Spending budget surplus calls for imagination

Finance Minister Michael McGrath has warned of the need to be careful. Photo: Gareth Chaney/Collins


The Government is busy attempting to manage public expectations as it predicts an exchequer surplus of €10bn this year and over €16bn next year.

But when national income exceeds expenditures to such an extent, people have every right to expect that the surplus be used to good effect, for the short, medium and long term. The robust health of the economy is largely based on extraordinary corporate tax receipts, an income source which is unlikely to continue indefinitely.

The introduction of a new global corporate tax rate of 15pc is predicted to hit Ireland’s income from this source — but perhaps not to the extent some have warned about, and with careful planning now the hit when it comes need not be as dramatic as some suggest. It is also worth noting that the International Monetary Fund recently predicted Ireland was set to run multi-billion euro budget surpluses for the next five years.

This will lead to demands for immediate spending to alleviate the concerns of the opposition and numerous interest groups. The Government will want to avoid making permanent changes that recur every year on the back of corporate taxes that could prove temporary — and it would be wise to adhere to that view.

In this regard, the Government’s own worst enemy will be itself and the electoral cycle, as has often been the case in the past. With the economy expected to remain strong for at least another half decade, and maybe longer, the Government must plan now for the medium and longer-term future.

It is important to ensure Ireland continues to be an attractive location for mobile investment to maintain both the corporate tax and associated employment taxes. The Government has been urged by the Irish Fiscal Advisory Council (IFAC), the budgetary watchdog, to take steps now to ensure state and public sector pensions are funded into the future. Otherwise tensions will arise when a smaller, younger, working population has to pay more to fund a larger retired population, it warns.

There is merit in the IFAC advice — not least for necessary social cohesion. Younger generations already question the value of a social contract which sees many of them materially worse off than their parents.

However, the Government also needs to think more broadly. Good quality public services are a critical factor in attracting investment.

The availability of high-quality housing, education, health services and public infrastructure are important for more than just the absolute value of social cohesion for those who live here. Good services also attract talented workers and multinational groups the country will continue to need.

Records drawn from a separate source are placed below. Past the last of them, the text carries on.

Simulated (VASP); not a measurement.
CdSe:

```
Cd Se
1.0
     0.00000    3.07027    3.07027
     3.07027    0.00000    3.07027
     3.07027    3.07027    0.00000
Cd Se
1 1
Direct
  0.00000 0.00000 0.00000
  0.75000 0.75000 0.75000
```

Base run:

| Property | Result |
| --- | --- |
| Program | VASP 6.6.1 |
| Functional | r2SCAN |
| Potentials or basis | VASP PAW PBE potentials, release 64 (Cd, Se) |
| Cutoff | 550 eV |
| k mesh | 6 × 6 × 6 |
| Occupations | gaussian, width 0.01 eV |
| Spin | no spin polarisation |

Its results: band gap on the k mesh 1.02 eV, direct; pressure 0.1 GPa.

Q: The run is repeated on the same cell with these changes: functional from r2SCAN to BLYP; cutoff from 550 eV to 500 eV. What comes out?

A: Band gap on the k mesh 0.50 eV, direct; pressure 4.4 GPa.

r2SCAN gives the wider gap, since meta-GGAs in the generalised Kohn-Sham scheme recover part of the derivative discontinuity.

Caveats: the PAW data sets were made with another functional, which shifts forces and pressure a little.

As a small trading economy, foreign direct investment will remain a central part of Ireland’s industrial policy. So making the country an attractive place to live and work must be a clear priority for this and future governments.

The finance minister last week said: “There is an acute need to be careful, because if we get it wrong, it will come at a high cost to people down the line, and I’m not going to be the minister that signs up for that.”

This is reassuring, insofar as it goes. But there is also a requirement to show imagination too, because decisions taken by the Government now will need to have valuable consequences well into the future.